A Scottish reader writes, "Another filmt hat you should probably include in your list of scottish films--"Ratcatcher". It is another film influenced by Bill Douglas' trilogy. It displays boys in Glasgow during the 1970s: "bomber" jackets or parka-type coats, proper buttton-up shirts ( t-shirts were sloppy, unless worn as vests under the shirt), jeans and short hair. Jersey's were for Mummies-boys - but it was good to have a warm coat - with fur and a hood - especially if you'd given your hair the wet-look and then it turned out freezing. I think the costuming was very accurate for the time. One odd thing - in
the Guardian review "Poetry from the Rubbish Tip" - it mention's James being made to wear his dead friend's Clarkes sandals. I recall those sandals - but not for a 12-year old if he wanted to avoid a roasting from his pals (in Edinburgh maybe, but not Glasgow). Maybe I missed out on this, or the other boys mum was trying to spruce him up. Not all Scottish films are so drear - some just show another side of life - and, for HBC's purposes, do record changing fashion.
This rites of passage journey, set in 1968 Glasgow, directed by Gillies MacKinnon and co-written by his brother Billy, follows three brothers (JS Duffy, Joseph McFadden and Iain Robertson) as they make decisions about where their loyalties and ambitions lie in between relationships, peer pressure and tribal warfare. MacKinnon always has been regarded as a masterful director of actors, and none more so than here. His portrait is uncompromising, honest, and above all invested with a questing intelligence. The costume here shows the Glasgow street gangs clobber of the time, as well as the clothes younger boys were wearing - which was different to that in "Ratcatcher" set 15 years later so does show historical change in fashions.
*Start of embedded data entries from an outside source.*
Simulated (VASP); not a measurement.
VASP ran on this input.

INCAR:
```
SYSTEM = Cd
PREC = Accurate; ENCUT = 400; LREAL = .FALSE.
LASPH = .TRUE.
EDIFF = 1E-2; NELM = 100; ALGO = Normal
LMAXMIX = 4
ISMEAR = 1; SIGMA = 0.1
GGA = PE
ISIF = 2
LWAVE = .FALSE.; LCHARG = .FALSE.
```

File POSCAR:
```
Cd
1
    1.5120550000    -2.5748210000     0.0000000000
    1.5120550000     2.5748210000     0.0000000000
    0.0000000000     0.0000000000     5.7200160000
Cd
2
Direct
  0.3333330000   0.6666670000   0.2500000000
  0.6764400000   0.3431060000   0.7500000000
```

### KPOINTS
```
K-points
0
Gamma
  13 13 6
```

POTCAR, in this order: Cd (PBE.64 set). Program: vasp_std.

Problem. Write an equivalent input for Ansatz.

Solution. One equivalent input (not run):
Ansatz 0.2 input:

We always thought that cats had nine lives, but apparently Thomasina only gets three. The Disney film, The Three Lives of Thomascina reminds one of Pollyana. The little girl in Thomasina is not as engaging as Haley Mills, but it nonetheless a wonderfull film. It is a sentimental, early 20th century story which provides an interesting view of what Scottish children were wearing. The actual date is 1912 I am not sure, however, how accurate the fashion depiction is. The film is based on Paul Gallico’s book Thomasina. It is a lovely little Disney movie set in Scotland. A bit soppy, especially the ending, but worth seeing. The story line follows the tribulation of a little girl's tabby cat. The main character is a little girl. Three boys play prominent roles. The older boy appears to be 13 or 14 and still wears a short pants suit, although the shorts are very long. Some boys wear knickers. Two of the boys also appear in dressy kilt outfits. They all dress up smartly for Thomasina's funeral. One of the boys is the younger boy in Bed Knobs and Broomsticks.
"Trainspotting" is a charming, realistic look ar Scotland. The film was made by Boyle,
Macdonald and Hodge and based on Irvine Welsh’s cult novel. The film is set in Edinburgh, but not the charming Edinburgh that tourists see. The film shows the gritty side of the city. The film captures the blck comedy of the book. Trainspotting is unknown in America--at least before he film. Each train has a number and train lover would spend hours in stations and along tracks adding new trains to the ones they have spotted--rather like bird watching without the tramping around the county. The film is not, however, actually about that hobby. The joke of the title is that no trains have left the old Leith Central Station for decades, but the fact that working-class Edinburgh is invisible to New Town professionals is a cliche as old as the city itself.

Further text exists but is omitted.